One of my favorite lines from a book I read was "We are perfect at being imperfect". I thought I could actually accept and live those those words, but I was being really naive.
I may believe that I have come to terms for failing so many times in the beginning of my life, but that's just the beginning. We just slowly forget about our failures. I am forgetting all the failed exams I had when I was younger. Failing precalculus once is a thing of the past. Being rejected to almost all the colleges was so long ago. With all this in mind, I believe I am content.
Things have been hectic for me for the past couple of weeks. Though, I didn't let them get to me. I just kept pushing them away because dealing with things head-on isn't what I'm familiar with. I let myself get the C's I deserved for not studying. I let myself slowly break apart. I've forgotten how to be the person I am trying to be. In the beginning, I wanted cum laude. I wanted to look good. I want to prove that despite not getting everything I wanted, I was able to succeed. But, I'm not so sure now. It kind of feels like I have senioritis. But, I'm not even a 4th year yet. I'm still in the beginning of my 3rd year. And, I still don't know what I want to do. It is so hard to figure what you want to do for the rest of your life. And, I expect things to come easy for me. Despite the knowledge that things will be hard, I continue to believe that I can be the exception. Don't worry, I'm beginning to change.
But, despite the imperfections that are presented upon me, despite all the failures I had in life, I do not want people to know that I'm human--I'm flawed--I make mistakes.
- I had to do a simple job of inputting grades into the grading system online and I screwed up. I forgotten to curve all the grades up by 1 point.
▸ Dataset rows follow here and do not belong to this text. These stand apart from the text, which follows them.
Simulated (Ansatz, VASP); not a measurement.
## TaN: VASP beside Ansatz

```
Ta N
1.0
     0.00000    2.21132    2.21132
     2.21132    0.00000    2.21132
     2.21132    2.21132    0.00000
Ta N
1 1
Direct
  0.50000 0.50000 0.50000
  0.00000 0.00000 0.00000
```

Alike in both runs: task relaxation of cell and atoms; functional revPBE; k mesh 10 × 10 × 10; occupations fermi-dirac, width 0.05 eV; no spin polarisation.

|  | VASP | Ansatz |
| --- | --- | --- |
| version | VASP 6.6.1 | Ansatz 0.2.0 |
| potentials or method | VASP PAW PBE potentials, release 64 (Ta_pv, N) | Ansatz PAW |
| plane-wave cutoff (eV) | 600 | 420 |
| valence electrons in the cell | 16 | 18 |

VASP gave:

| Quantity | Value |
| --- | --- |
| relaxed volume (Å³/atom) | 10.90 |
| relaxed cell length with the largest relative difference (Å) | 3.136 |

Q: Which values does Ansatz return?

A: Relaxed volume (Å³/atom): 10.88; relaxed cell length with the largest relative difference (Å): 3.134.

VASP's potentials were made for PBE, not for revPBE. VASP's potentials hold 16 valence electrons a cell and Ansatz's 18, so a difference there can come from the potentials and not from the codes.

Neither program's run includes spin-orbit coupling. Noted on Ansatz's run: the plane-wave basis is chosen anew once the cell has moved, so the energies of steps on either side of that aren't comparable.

- I made a mistake on my psychology questionnaire which can create a huge error.
- I overlooked my work duties.
- I overestimated my answers and failed.
- I didn't study.
I hate these flaws, these errors, these mistakes, these things that I notice myself doing more and more recently. I have always made mistakes. The mistakes are a part of me and I can't seem to accept them. What's wrong with me? Why do I care so much right now?